Daniel Harris: The Rise And Fall Of Gay Culture

Bit by bit, the bonds of homophobia and oppression are being broken. Gay men lurking in parks hoping for a secret encounter are giving way to glossy magazines like Out that make “gay” look glamorous.

The gay community is going mainstream, and it’s about time. But listen closely. A faint, witty-but-serious voice can be heard in the background — asking us to consider what this newfound freedom is taking from us.

“What is happening to gay culture parallels what has been happening to popular culture on a much larger scale ever since the invention of a metaphor central to our understanding of the historical mission of America: the melting pot,” Daniel Harris writes in his book The Rise and Fall of Gay Culture — available at Amazon. “By focusing as a test case on the changes that have occurred in the gay community, I describe the gradual dissolution of the ethnic diversity of a country that demands from its minorities nothing less than a voluntary act of subcultural suicide.”

The thesis of the book is that the gay culture’s movement into the mainstream is undermining gay men’s sense of the themselves as distinct minority. With that, Harris says, we lose some of the things that make us unique.

“I argue that gay culture, the things that really distinguish us from other minority cultures, things like our aestheticism, our cultivation of the arts, our sense of humor, camp, that those were things that were formulated in an atmosphere of oppression,” Harris said in an interview. “If our society was going to ostracize us as immoral citizens and condemn us as outlaws and heretics, we were going to create a different kind of respectability for ourselves.”

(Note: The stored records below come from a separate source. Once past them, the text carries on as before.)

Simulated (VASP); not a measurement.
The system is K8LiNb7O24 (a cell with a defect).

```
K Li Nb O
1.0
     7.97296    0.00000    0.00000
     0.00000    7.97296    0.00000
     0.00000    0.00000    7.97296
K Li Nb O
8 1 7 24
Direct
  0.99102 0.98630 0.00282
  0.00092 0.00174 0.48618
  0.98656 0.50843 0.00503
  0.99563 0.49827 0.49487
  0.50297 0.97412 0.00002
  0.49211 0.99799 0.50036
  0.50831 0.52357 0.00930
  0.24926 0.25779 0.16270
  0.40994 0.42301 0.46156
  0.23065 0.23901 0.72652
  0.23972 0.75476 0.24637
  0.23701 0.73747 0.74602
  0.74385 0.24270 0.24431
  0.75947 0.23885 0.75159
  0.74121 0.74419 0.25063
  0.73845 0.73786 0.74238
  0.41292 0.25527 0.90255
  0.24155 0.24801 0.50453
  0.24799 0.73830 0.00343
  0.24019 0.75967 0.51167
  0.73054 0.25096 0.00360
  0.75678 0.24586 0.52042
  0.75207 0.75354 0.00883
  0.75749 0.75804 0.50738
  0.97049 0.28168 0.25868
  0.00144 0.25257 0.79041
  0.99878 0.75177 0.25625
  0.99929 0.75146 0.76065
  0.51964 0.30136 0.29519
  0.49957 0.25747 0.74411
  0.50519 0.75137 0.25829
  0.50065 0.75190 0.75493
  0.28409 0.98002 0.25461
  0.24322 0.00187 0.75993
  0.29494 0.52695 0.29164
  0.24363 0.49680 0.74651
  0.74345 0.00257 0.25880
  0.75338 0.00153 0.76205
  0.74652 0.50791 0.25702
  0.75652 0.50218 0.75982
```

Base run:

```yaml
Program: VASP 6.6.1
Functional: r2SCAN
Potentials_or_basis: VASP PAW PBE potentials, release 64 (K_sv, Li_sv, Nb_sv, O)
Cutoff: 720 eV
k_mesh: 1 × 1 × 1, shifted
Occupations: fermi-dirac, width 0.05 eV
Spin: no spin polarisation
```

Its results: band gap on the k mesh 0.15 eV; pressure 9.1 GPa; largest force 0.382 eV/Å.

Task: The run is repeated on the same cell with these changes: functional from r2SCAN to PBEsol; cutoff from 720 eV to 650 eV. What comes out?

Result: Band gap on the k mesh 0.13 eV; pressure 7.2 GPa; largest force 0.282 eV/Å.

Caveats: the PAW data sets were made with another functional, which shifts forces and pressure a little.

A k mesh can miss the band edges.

Gay culture, Harris contends, seems to appear on every talk show and sitcom, yet that exposure is causing the things that make us worth talking about to disappear.

“So the fact that we have achieved a high degree of visibility does not mean that gay culture is flourishing. In fact, what we are seeing is that we are on the verge of assimilation and that assimilation will ultimately result in the obliteration of gay culture,” he says.

Harris points out that assimilation is not necessarily a bad thing, given that the alternative to the loss of a culture built on oppression is continued persecution. The book, though, provides interesting analysis in a refreshingly objective way considering the author is analyzing his own culture.

He covers a wide range of topics and in most cases analyzes them thoroughly. In fact, some of his analysis is too through. He spends two pages describing foreskin’s impact on our culture. He comments on the death of the era of Hollywood diva worship, the evolution of gay porn in film and literature, “glad-to-be gay propaganda” and the unusual way our culture handles AIDS. His writing is sharp and clever.

He also has some interesting observations about how we differ from ethnic minorities.

“What sets us apart from all other minorities is that we have neither a geographic place of origin… nor physical characteristics” in common, he says. We are “utterly nondescript” and “dispersed through every social class and region of the country.”

Harris, whose essays have appeared in Harper’s, Antioch Review and Newsday, among others, is quite entertaining. Whether you agree with his conclusions or not, the analysis is always entertaining and usually well thought out.

His comments about the evolution of personal ads will make you think. Early ads were by gay men searching for anyone who would answer them, but as more opportunities became available and being gay moved into the mainstream, the ads changed, he notes.

“In the late 1960s and the early 1970s, a new character emerges in gay personal ads: Mr. Right, a sentimental figure who, over the next decade, slowly edges out the Man Without Qualities,” Harris writes. “When gay liberation increased contact among homosexuals, it inadvertently contributed to the state of romantic dissatisfaction in which many of us now flounder.”

His observations about the difference between gay and straight men will also probably have you laughing and nodding in agreement.

“In attempting to assuage our fears of disintegrating into the battered carcasses of worn-out old queens, Harris says, we have become “ageless, artificial creatures taut from too many face-lifts” and with “pouting, bee stung lips swollen with collagen injections.”

“Straight men, by contrast, maintain their naturalness by allowing themselves to disintegrate and refusing to even lift a hand to arrest the process of aging,” he says.

Harris has written a bold and challenging work. If you agree with every word of The Rise and Fall of Gay Culture, perhaps you aren’t reading closely enough since there is plenty with which to take issue. But if you dismiss the book as a bitter account by someone who doesn’t support his community, then perhaps you are missing his subtle call to action.

“We don’t need another uplifting gay book, for God’s sake. So I consciously set out to write a book that was 100 percent free of propaganda,” Harris says. “This book does not serve in any way to enhance the social status of gay people, to help us psychologically, it’s not propaganda, it’s pure analysis — something of an exception, I’d say, in a sea of books whose sole function is to make us feel proud and happy and secure and socially comfortable and complacent as hell.”